Official News page 8


REAL LIFE NEWS: ANYONE SEEN OUR COMET?

by Hazed

The scheduled rendezvous between NASA's Deep Impact spacecraft and comet 85P/Boethin has been cancelled because the comet has vanished!

Deep Impact was originally sent up to fire a probe into Comet Tempel-1 in 2005, in an attempt to deduce the body's composition. When it had finished with that task it set off for a late 2008 meeting with Boethin, a body which has been spotted only twice before, in 1975 and 1986. It was supposed to have showed up in 1997 but nobody saw it that time. In October last year, various telescopes were used to try to find it again but with no success. It's gone.
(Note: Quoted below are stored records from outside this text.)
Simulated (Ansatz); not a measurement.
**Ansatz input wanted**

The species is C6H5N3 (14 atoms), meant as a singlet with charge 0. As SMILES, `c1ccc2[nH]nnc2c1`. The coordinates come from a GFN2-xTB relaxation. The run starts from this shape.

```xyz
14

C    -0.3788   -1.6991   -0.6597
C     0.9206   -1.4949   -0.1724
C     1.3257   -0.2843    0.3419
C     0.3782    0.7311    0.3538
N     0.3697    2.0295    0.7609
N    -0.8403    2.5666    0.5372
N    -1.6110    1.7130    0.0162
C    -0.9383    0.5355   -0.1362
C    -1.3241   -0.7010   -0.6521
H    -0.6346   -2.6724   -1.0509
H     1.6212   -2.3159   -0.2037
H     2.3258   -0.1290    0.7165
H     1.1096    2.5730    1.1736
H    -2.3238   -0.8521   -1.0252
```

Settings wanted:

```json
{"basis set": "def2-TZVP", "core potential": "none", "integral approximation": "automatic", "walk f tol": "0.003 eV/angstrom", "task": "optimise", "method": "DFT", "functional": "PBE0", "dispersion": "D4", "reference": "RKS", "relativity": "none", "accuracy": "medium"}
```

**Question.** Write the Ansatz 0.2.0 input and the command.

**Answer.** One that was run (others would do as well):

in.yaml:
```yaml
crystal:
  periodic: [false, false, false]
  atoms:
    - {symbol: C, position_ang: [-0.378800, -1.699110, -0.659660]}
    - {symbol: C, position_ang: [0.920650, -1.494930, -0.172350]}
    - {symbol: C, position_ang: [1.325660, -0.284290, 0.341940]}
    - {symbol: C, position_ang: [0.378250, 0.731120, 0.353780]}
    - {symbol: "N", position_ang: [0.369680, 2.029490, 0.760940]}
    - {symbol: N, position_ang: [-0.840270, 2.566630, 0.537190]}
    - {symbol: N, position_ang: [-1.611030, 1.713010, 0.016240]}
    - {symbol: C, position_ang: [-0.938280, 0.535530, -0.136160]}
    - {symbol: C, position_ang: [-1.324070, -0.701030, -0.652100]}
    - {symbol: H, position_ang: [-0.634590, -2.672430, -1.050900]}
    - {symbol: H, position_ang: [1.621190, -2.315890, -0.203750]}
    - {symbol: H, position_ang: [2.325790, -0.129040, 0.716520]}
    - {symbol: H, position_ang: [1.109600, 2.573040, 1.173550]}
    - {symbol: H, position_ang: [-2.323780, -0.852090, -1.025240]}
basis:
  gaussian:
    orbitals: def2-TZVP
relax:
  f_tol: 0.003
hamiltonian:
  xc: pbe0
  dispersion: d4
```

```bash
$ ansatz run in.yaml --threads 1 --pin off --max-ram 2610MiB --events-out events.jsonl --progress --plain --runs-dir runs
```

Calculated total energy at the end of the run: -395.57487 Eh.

What happen to Boethin is a mystery. It's possible it may have broken up during its 1997 approach, but scientists think that's unlikely because it never approaches closer to the sun than the Earth's orbit. Michael A'Hearn of the University of Maryland in Baltimore, chief scientist for the Deep Impact mission, said: "Disappearing in the sense of breaking up and dissipating is actually very rare. If it disappeared, then that is fascinating in itself - only one other comet has done that in recent memory."

That other comet is Linear-S4 which fell apart and disappeared in 1990.

A'Hearn says it's more likely that Boethin "broke into a few large chunks that are still intact but have drifted too far from the original comet's orbit to have been spotted in searches to date."

Another plausible suggestion is that since Boethin has only been seen twice, scientists did not accurately predict its trajectory and therefore they've been looking in the wrong place!

Personally, I blame the Martians.

Whatever the reason for the vanishing comet, NASA will now send Deep Impact off to meet up with Comet Hartley 2, which is about the same size as Boethin at 1.6km, but more active. The new planned encounter will take place in 2010.